The functions, code excerpts and comments discussed below here are from mm/oom_kill.c unless otherwise noted.
It is the job of the linux 'oom killer' to sacrifice one or more processes in order to free up memory for the system when all else fails. It will also kill any process sharing the same mm_struct as the selected process, for obvious reasons. Any particular process leader may be immunized against the oom killer if the value of its /proc/<pid>/oomadj is set to the constant OOM_DISABLE (currently defined as -17).
The function which does the actual scoring of a process in the effort to find the best candidate for elimination is called badness(), which results from the following call chain:
_alloc_pages -> out_of_memory() -> select_bad_process() -> badness()

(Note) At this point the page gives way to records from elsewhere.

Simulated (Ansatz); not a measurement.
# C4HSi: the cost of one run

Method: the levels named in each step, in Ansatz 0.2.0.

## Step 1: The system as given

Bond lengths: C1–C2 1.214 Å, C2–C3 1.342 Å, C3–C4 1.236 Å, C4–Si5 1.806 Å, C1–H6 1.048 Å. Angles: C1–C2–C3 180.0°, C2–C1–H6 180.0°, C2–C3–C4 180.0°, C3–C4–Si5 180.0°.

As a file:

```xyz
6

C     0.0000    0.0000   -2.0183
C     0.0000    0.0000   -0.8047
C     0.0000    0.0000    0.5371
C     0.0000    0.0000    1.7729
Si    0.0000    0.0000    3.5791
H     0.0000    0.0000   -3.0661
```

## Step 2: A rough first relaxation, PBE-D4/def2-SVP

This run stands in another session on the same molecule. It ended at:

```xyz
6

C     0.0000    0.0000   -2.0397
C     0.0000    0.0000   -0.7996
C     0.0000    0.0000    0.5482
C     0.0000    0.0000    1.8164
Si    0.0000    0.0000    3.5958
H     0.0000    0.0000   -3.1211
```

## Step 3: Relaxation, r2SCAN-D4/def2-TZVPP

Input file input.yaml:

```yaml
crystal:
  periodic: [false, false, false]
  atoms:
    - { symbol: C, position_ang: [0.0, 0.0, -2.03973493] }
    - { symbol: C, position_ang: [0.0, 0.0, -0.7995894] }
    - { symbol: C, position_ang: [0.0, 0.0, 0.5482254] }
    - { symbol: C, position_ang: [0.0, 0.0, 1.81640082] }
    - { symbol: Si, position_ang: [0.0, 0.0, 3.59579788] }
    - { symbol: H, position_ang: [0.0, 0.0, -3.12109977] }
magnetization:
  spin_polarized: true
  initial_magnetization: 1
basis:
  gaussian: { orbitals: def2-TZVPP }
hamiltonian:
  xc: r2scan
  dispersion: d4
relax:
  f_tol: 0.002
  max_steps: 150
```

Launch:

The comments to badness() pretty well speak for themselves:
/* * oom_badness - calculate a numeric value for how bad this task has been * @p: task struct of which task we should calculate * @p: current uptime in seconds * * The formula used is relatively simple and documented inline in the * function. The main rationale is that we want to select a good task * to kill when we run out of memory. * * Good in this context means that: * 1) we lose the minimum amount of work done * 2) we recover a large amount of memory * 3) we don't kill anything innocent of eating tons of memory * 4) we want to kill the minimum amount of processes (one) * 5) we try to kill the process the user expects us to kill, this * algorithm has been meticulously tuned to meet the principle * of least surprise ... (be careful when you change it) */
badness() works by accumulating 'points' for each process it examines and returning them to select_bad_process(). The process with the highest number of points, loses and is ultimately eliminated, unless it is already in the midst of freeing up memory on its own.
The scoring of a process starts with the size of its resident memory:
/* * The memory size of the process is the basis for the badness. */ points = p->mm->total_vm;
The independent memory size of any child (except a kernel thread) is added to the score:
/* * Processes which fork a lot of child processes are likely * a good choice. We add the vmsize of the childs if they * have an own mm. This prevents forking servers to flood the * machine with an endless amount of childs */ ... if (chld->mm != p->mm && chld->mm) points += chld->mm->total_vm;
'Niced' processes have their scores increased, and long running processes have their scores decreased:
s = int_sqrt(cpu_time); if (s) points /= s; s = int_sqrt(int_sqrt(run_time)); if (s) points /= s; /* * Niced processes are most likely less important, so double * their badness points. */ if (task_nice(p) > 0) points *= 2;
Processes with CAP_SYS_ADMIN and CAP_SYS_RAWIO, respectively, each have their scores reduced:
/* * Superuser processes are usually more important, so we make it * less likely that we kill those. */ if (cap_t(p->cap_effective) & CAP_TO_MASK(CAP_SYS_ADMIN) || p->uid == 0 || p->euid == 0) points /= 4; /* * We don't want to kill a process with direct hardware access. * Not only could that mess up the hardware, but usually users * tend to only have this flag set on applications they think * of as important. */ if (cap_t(p->cap_effective) & CAP_TO_MASK(CAP_SYS_RAWIO)) points /= 4;
Finally the accumulated score is bitshifted by the user-settable value of /proc/<pid>/oomadj:
/* * Adjust the score by oomkilladj. */ if (p->oomkilladj) { if (p->oomkilladj > 0) points <<= p->oomkilladj; else points >>= -(p->oomkilladj); }
So the ideal candidate for liquidation is a recently started, non privileged process which together with its children uses lots of memory, has been nice'd, and does no raw I/O. Something like a nohup'd parallel kernel build (which is not a bad choice since all results are saved to disk and very little work is lost when a 'make' is terminated).